# Recurrent Neural Networks

In [1]:
import torch
import torch.nn as nn
import numpy as np
import matplotlib.pyplot as plt

In [2]:
DEVICE = "cuda" if torch.cuda.is_available() else "mps" if torch.backends.mps.is_available() else "cpu"
DEVICE

'mps'

## 1. Sequential Data and RNN

### 1.1 Motivation

Sequential data, such as text, audio, or time series, has an inherent **temporal order**, where each element depends on previous ones. Traditional models like **MLPs** and **CNNs** process inputs independently or in fixed-size local windows, so they struggle to capture these **long-term dependencies** and **contextual relationships**. To address this, **Recurrent Neural Networks (RNNs)** were introduced - models specifically designed to handle sequential data by maintaining a **hidden state** that carries information from past time steps, allowing them to learn temporal patterns and dependencies over time.


### 1.2 RNN Cell mechanism

The RNN model works by storing a hidden state $\mathbf{h}_t \in \mathbb{R}^d$. Its value depends on the hidden state at the previous time step and the input data. That is,
$$
\mathbf{h}_t = f(\mathbf{h}_{t-1}, \mathbf{x}_t).
$$
The output of the model is then determined by the hidden state
$$
\mathbf{y}_t = g(\mathbf{h}_t).
$$
We thus have three matrices
$$
\begin{aligned}
	\mathbf{W}_{hh}:  & \text{ Update the hidden state using the previous hidden state.}\\
	\mathbf{W}_{hx}:  & \text{ Update the hidden state using the input.}\\
	\mathbf{W}_{yh}:  & \text{ Calculate output using the hidden state.} \\
\end{aligned}
$$
Then, depending on the choice of the activation function, we can write (adding the biases)
$$
\begin{aligned}
	\mathbf{h}_t &= \tanh(
		\mathbf{W}_{hh} \mathbf{h}_{t-1} +
		\mathbf{W}_{hx} \mathbf{x}_t +
		\mathbf{b}_h
	), \\
	\mathbf{y}_t &= \sigma(
		\mathbf{W}_{yh} \mathbf{h}_t +
		\mathbf{b}_y
	).
\end{aligned}
$$
However, in the implementation, the linear layer already have the bias in them, so we don't need to explicitly write it out.

### 1.3 Implementation

We separate the implementation of the cell and the model. Given an input and the hidden state, the cell will update that hidden state.

In [22]:
class RNNCell(nn.Module):
	"""
	RNN Cell update rule.
	"""
	def __init__(self, input_dim, hidden_dim):
		"""
		Inputs:
		- input_dim:  dimension of the input
		- hidden_dim: dimention of the hidden state
		"""
		super().__init__()
		self.d_input = input_dim
		self.d_hidden = hidden_dim

		# Initialize the matrices
		self.Whh = nn.Linear(hidden_dim, hidden_dim)
		self.Whx = nn.Linear(input_dim,  hidden_dim)
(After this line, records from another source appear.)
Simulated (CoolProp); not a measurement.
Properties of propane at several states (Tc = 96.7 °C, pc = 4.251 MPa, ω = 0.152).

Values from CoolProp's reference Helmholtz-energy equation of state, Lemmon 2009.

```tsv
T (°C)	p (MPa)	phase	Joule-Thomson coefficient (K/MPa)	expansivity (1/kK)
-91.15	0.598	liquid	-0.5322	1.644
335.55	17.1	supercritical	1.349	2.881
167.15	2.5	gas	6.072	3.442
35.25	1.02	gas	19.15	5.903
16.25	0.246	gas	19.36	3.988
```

	def forward(self, x_t, h_prev):
		"""
		Input:
		- x_t: input at the current time step        (batch_size, input_dim)
		- h_prev: hidden state at previous time step (batch_size, hidden_dim)
	
		Returns the updated hidden state (batch_size, hidden_dim).
		"""
		return torch.tanh(self.Whh(h_prev) + self.Whx(x_t))


In [None]:
class RNN(nn.Module):
	"""
	RNN model
	"""
	def __init__(self, input_dim, output_dim, hidden_dim):
		"""
		Inputs:
		- input_dim:  dimension of the input
		- output_dim: dimension of the output
		- hidden_dim: dimention of the hidden state
		"""
		super().__init__()
		self.d_input = input_dim
		self.d_output = output_dim
		self.d_hidden = hidden_dim

		self.RNNCell = RNNCell(input_dim, hidden_dim)
		self.Wyh = nn.Linear(hidden_dim, output_dim)

	def forward(self, x, h_0=None):
		"""
		Inputs:
		- x: input (batch_size, T, input_dim)
		- h_0 (optional): provide the current hidden state (batch_size, hidden_dim)

		Output:
		- y_T: output (batch_size, T, output_dim)
		- h_T: final hidden state (batch_size, hidden_dim)
		"""
		# shapes and device
		batch_size, T, _ = x.shape
		device = x.device

		# initializing h_0
		if h_0 is None:
			h_t = torch.zeros(batch_size, self.d_hidden, device=device)
		else:
			h_t = h_0

		y_out = []
		for t in range(T):
			x_t = x[:, t, :]
			# update using RNNCell
			h_t = self.RNNCell(x_t, h_t)
			y_t = self.Wyh(h_t)
			y_out.append(y_t)

		return torch.stack(y_out, dim=1), h_t

We can do a quick test to check that the shapes works out

In [32]:
# Quick test

# Hyperparameters
batch_size = 4
seq_len = 10
input_dim = 8
hidden_dim = 16
output_dim = 3

# Create random input on your global device
x = torch.randn(batch_size, seq_len, input_dim, device=DEVICE)

# Initialize and move model to the same device
model = RNN(input_dim, output_dim, hidden_dim).to(DEVICE)

# Forward pass
y_out, h_T = model(x)

# Print results
print(f"Input shape:     {x.shape}, device: {x.device}")
print(f"Output shape:    {y_out.shape}, device: {y_out.device}")
print(f"Hidden state shape: {h_T.shape}, device: {h_T.device}")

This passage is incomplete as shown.